Can we find a stochastic matrix $Q$ such that $M = \frac{1}{C} \sum_{i=1}^C Q^i$ where $M$ is a stochastic matrix? Given a stochastic matrix $M$, can we always find another stochastic matrix $Q$ such that $M$ can be written by the mean of a geometric sum $M = \frac{1}{C} \sum_{i=1}^C Q^i$ for any $C > 1$?
My definition of stochastic matrix is a real square matrix whose components are non negative, with each row summing to 1.
The intuition is from the image of $f(x)=\frac{1}{C} (\frac{1-x^{C+1}}{1-x}-1)= \frac{1}{C} \sum_{i=1}^C x^i$. $f$ is strictly monotone in $[0,1)$ and $f\left([0,1)\right)= [0,1)$. We can extend $f$ to have a bijection from $[0,1]$ to $[0,1]$. As any eigenvalue of a stochastic matrix is $\le 1$, can we quantify the image of $g(Q) = \frac{1}{C} \sum_{i=1}^C Q^i$ on the space of stochastic matrix? Can that image cover the whole space of stochastic matrix (which could be seen as a product of simplices)?

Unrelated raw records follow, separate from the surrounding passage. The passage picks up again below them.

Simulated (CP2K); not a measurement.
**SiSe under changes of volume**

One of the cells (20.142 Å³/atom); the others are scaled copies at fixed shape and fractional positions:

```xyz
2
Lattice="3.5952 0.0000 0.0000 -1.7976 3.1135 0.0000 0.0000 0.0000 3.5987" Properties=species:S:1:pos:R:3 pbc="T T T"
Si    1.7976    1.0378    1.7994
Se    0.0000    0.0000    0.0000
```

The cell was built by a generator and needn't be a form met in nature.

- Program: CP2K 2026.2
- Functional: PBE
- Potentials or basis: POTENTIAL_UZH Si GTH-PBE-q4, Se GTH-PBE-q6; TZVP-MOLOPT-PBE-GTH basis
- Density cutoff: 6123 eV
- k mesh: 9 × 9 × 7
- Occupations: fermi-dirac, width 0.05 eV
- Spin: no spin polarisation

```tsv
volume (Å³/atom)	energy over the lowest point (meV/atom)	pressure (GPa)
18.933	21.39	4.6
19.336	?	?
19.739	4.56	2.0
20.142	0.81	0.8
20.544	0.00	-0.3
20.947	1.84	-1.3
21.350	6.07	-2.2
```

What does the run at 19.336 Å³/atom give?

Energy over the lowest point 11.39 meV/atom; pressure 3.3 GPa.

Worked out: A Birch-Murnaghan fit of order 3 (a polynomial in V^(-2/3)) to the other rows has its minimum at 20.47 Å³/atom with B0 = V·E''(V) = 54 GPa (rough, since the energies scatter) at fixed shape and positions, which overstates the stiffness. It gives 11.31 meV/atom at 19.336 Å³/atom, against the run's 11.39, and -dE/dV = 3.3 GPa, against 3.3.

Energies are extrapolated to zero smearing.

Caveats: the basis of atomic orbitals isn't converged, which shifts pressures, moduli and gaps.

Extra conditions: what if the Markov chain associated to $M$ is irreducible (and positively recurrent because the state space is finite)? even ergodic?
If we put stronger condition to make $M=P^{-1} \Delta P$ diagonalizable (for example, if reversible), we can have solution $D$ for eigenvalues: $g(D) = \Delta$. However is $Q=P^{-1} D P$ still stochastic?
 A: The question is stated in full generality for a stochastic matrix $M$, and a fixed $C$.
For a negative answer it is thus enough to consider a simple, very specific $M$. (But $C$ is still "general enough" and fixed for the issue.)
I decided to work with the example of a double stochastic matrix
$$
M = \begin{bmatrix}p & q\\ q & p\end{bmatrix}\ ,\ 0<p,q<1\ ,\ p+q=1\ .
$$
This is the case of a symmetric, diagonalizable $M$, its eigenvalues are $1=p+q$ and $p-q$.
Assume there is a matrix $Q$ with the property
$$
M = \frac 1C(Q+Q^2+\dots+Q^C)=g_C(Q)=g(Q)\ .
$$
(The notation $g$ is used for short for $g_C$, if $C$ is clear in the context.)
Then $M$ and $Q$ are commuting, simultaneously diagonalizable, let $P$ be the base change matrix as in the OP, and if $s,t$ are the eigenvalues of $Q$ (in the one good order matching via $g$ the order of $1$, $p-q$)...
$$
\begin{aligned}
M &=
P^{-1}
\begin{bmatrix}1 &\\ &p-q\end{bmatrix}
P\ ,\\
Q &=
P^{-1}
\begin{bmatrix}s & \\ & t\end{bmatrix}
P\ ,\\
P &=
\begin{bmatrix}1 & 1\\ 1 & -1\end{bmatrix}
\ ,\\[3mm]
1 &= \frac 1C(s+s^2+\dots+s^C)=g(s)\ ,\text{ so $s=1$,}\\
p-q 
&= \frac 1C(t+t^2+\dots+t^C)=g(t)\ .
\end{aligned}
$$
Now consider the case $C=2$, $g(t)=g_2(t)=\frac 12(t+t^2)$, $g:(-1,1)\to[-1/8,1)\subset(-1,1)$. If $p-q$ is in the image of $g$, then any $t$ in the preimage (one or two choices) works and we have a stochastic solution $Q$. (Associate $p',q'>0$ with sum $1$ and difference $t$.) If not, there is no such $Q$. In the given generality we have a negative answer.
This inexistence was a consequence of the fact that $g_2:(-1,1)\to(-1,2)$  is not surjective. For a general $C>1$, the function $g_C:(-1,1)\to(-1,1)$ is also non-surjective. (Its restriction $[0,1)\to[0,1)$ is increasing and bijective, but on $(-1,0)$ the image keeps a positive distance to $-1$, since there is at least one positive term in the defining sum.) The same argument applies.

Note: Similar "symmetric" examples can be written considering a transition matrix on states building a group $(A,+)$, with fixed constants $p_a$ corresponding to the probable transition from a state $x\in A$ to the state $x+a$. The above example is obtained for $A=\Bbb Z/2$.